Stories like this have provided ammunition to critics of Chinese aid who insist that Beijing must adopt international standards and policies for overseas development assistance. Their insistence usually stems from two main motives. First, aid professionals worry about the impact of Chinese aid on development outcomes. Second, Western officials seem more concerned about China’s influence in the developing world. But given the complex mix of factors that shape Chinese aid policy, do not expect the country to play by international rules anytime soon.
The dominant -- and largely Western-built -- system of international aid practices has evolved over time, reflecting changing priorities and pressure to improve development outcomes. Recently, Western governments and aid agencies have emphasized transparency and accountability to help partner countries better plan and manage resources effectively. Other best practices include working with a country’s civil society groups to ensure that development is inclusive and using the contractors and suppliers in aid projects,that will give developing countries the best value for their money. Not all Western donors live up to these principles, but they at least aspire to them.

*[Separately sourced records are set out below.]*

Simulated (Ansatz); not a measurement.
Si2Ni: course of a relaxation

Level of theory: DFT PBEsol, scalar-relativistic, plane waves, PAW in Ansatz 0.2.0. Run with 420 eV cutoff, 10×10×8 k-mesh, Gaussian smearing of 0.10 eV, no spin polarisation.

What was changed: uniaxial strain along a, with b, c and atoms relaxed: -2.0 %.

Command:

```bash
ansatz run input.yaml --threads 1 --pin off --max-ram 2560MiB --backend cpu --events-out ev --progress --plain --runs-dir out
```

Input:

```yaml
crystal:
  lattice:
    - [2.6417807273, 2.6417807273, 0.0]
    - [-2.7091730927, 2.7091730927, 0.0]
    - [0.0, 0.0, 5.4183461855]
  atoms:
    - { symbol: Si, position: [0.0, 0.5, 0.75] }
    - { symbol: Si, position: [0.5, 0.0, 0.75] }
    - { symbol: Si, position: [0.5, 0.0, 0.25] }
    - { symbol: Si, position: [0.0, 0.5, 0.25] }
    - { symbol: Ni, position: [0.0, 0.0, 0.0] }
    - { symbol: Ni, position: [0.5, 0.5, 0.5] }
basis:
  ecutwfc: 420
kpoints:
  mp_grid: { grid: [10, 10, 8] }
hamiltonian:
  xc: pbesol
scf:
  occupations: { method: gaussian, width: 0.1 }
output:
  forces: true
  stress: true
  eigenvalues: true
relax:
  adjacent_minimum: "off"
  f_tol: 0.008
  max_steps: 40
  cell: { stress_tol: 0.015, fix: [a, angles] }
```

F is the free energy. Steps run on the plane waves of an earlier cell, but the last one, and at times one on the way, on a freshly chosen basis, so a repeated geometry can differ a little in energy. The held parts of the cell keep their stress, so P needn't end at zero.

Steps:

There are many reasons why China does not follow these Western aid practices. Some are well known and have to do with the way in which China wants to position itself globally. For example, China tends to classify its aid as South-South cooperation as a way to distinguish itself from Western donors with colonial histories. But often missed in discussions of Chinese aid are the domestic reasons that limit China from being more like a Western donor.
In China, many players, often with competing interests, are involved in shaping and implementing aid programs. And that makes it difficult for aid officials to impose any coherent rules -- let alone Western ones.